Skip to main content

Reference-free script fidelity metric for multilingual ASR.

Project description

script-fidelity

script-fidelity is a small Python package for Script Fidelity Rate (SFR), a reference-free metric for multilingual ASR. SFR measures the fraction of countable hypothesis characters that belong to the expected Unicode script for a target language.

Quick signals:

  • Install with uv add script-fidelity
  • Load with HF Evaluate via themechanism/script_fidelity_rate
  • Supports 102 FLEURS language configs, excluding all

Use SFR with WER and CER. SFR checks script validity; WER and CER measure transcription error against references.

install

For package development in this repo:

uv sync --extra dev

For a downstream project after release:

uv add script-fidelity

python use

from script_fidelity import compute_sfr, compute_sfr_batch

score = compute_sfr("کابل کې ښه هوا ده", language="ps_af")
scores = compute_sfr_batch(
    ["کابل کې ښه هوا ده", "this is romanized output"],
    language="pashto",
)

Digits count by default, matching the paper. Treat digits as neutral with digit_policy="ignore".

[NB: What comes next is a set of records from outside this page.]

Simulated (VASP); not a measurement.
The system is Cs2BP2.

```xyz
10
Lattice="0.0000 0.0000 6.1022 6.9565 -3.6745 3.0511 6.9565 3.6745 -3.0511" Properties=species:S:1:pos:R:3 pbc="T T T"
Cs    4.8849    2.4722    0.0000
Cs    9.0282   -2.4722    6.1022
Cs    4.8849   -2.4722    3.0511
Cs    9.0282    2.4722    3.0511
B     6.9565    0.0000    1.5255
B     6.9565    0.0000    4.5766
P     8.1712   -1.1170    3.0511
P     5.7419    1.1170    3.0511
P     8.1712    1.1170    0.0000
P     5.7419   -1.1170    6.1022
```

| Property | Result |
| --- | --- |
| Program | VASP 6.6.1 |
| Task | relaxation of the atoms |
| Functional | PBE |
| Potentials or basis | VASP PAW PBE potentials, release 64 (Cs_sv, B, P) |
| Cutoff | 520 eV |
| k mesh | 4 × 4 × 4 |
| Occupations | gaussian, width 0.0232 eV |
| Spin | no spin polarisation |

compute_sfr("کابل 2026", language="ps_af", digit_policy="ignore")

HF Evaluate use

Local metric:

import evaluate

sfr = evaluate.load("./metrics/script_fidelity_rate", module_type="metric")
sfr.compute(predictions=["کابل کې ښه هوا ده"], language="ps_af")

Hub metric after publishing:

import evaluate

sfr = evaluate.load("themechanism/script_fidelity_rate", module_type="metric")
sfr.compute(predictions=["کابل کې ښه هوا ده"], language="ps_af")

CLI

sfr score --language ps_af --text "کابل کې ښه هوا ده"
sfr audit predictions.jsonl --language ps_af --text-column prediction
sfr audit predictions.csv --language bn_in --text-column transcript --format csv

ASR batch example

from script_fidelity import compute_corpus_sfr

predictions = [
    item["text"]
    for item in whisper_outputs
]

summary = compute_corpus_sfr(predictions, language="bn_in")
print(summary["sfr_percent"])
print(summary["dominant_script_counts"])

pandas dataframe example

import pandas as pd
from script_fidelity import compute_sfr

df = pd.read_json("predictions.jsonl", lines=True)
df["sfr"] = df["prediction"].map(lambda text: compute_sfr(text, language="ps_af"))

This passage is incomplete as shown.